I tried to design the replication implementation to be relatively flexible in what the
act of "replication" actually looks like. In short, you write an implementation
that will get some context information about new information in the system that will be
run.
https://github.com/apache/accumulo/blob/3107627b778e3093d95777a4313277305cd0aaa2/core/src/main/java/org/apache/accumulo/core/client/replication/ReplicaSystem.java
Be aware though, this isn't a substitute for a trigger, and may not actually meet your
needs of "realtime". By default, it would be order of minutes before your
implementation would be triggered. You could tweak some configuration parameters down to
10's of seconds, but you would incur some more load by repeatedly scanning the Accumulo
replication table.
If you just want notification of *any* data being written to a table, I think
you could do this pretty easily. Inspecting the new data that has arrived and
make some data-aware notification would be more difficult but likely still
feasible.
D P wrote:
The lily indexer/SEP is really interesting. Thanks for both of your posts
On Wed, Oct 22, 2014 at 2:07 PM, Sean Busbey <[email protected]
<mailto:[email protected]>> wrote:
the way this gets done in HBase, i.e. for the HBase Lily
Indexer[1], is to add a replication consumer that isn't an actual
cluster. IMHO, you'd be better off taking that kind of approach
rather than trying to consume the WALs off of HDFS. I haven't
attempted to use our replication interface for this yet, but in
principle it should work.
Note that either of these approaches are going to be very fragile
across Accumulo versions because they aren't interfaces intended
for consumption.
[1]: http://ngdata.github.io/hbase-indexer/
On Wed, Oct 22, 2014 at 12:59 PM, D P <[email protected]

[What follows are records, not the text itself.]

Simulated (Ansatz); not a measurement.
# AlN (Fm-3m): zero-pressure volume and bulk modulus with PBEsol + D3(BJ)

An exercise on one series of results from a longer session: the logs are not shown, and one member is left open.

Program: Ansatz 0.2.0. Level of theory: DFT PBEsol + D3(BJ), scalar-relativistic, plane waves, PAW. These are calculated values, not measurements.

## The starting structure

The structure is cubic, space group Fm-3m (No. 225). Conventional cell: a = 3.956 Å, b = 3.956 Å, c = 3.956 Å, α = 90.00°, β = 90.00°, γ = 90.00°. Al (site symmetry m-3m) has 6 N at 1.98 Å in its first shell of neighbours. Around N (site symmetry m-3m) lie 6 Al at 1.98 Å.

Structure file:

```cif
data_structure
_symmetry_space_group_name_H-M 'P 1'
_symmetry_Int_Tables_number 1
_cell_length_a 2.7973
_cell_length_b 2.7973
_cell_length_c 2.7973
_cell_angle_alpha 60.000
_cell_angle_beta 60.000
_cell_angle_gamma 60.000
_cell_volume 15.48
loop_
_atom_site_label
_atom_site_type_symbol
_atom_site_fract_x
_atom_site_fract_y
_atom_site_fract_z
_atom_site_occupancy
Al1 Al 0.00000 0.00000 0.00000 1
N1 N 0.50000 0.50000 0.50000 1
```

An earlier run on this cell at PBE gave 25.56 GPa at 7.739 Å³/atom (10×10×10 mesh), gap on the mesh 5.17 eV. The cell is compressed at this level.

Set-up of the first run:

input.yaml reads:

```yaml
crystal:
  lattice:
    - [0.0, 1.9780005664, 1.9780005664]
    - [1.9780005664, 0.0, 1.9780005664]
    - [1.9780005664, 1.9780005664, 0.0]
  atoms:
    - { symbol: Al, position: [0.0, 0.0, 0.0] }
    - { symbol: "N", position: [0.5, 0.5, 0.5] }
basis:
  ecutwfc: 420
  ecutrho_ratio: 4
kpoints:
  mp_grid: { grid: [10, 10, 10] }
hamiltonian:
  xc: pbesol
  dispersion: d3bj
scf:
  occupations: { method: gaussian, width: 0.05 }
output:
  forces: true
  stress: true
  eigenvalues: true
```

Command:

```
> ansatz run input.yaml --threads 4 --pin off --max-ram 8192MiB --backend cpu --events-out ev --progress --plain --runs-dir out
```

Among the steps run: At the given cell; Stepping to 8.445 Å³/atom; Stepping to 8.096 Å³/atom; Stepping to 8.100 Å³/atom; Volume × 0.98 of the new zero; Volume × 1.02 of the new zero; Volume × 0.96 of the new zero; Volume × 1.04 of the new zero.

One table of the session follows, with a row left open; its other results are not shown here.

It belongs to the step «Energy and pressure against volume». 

<mailto:[email protected]>> wrote:
I am working with Accumulo and looking for the best means of
knowing when something has been updated/inserted into my
Accumulo instance. For instance, every-time data is inserted,
how can I know externally? If the write-ahead log file stores
this, is it best to just read the HDFS WAL log with a storm
spout to know when something has been inserted into a table?
I am planning to do some real-time visualization with
accumulo, but when data is inserted I want to be able to
notify my UI.
Thanks!
--
Sean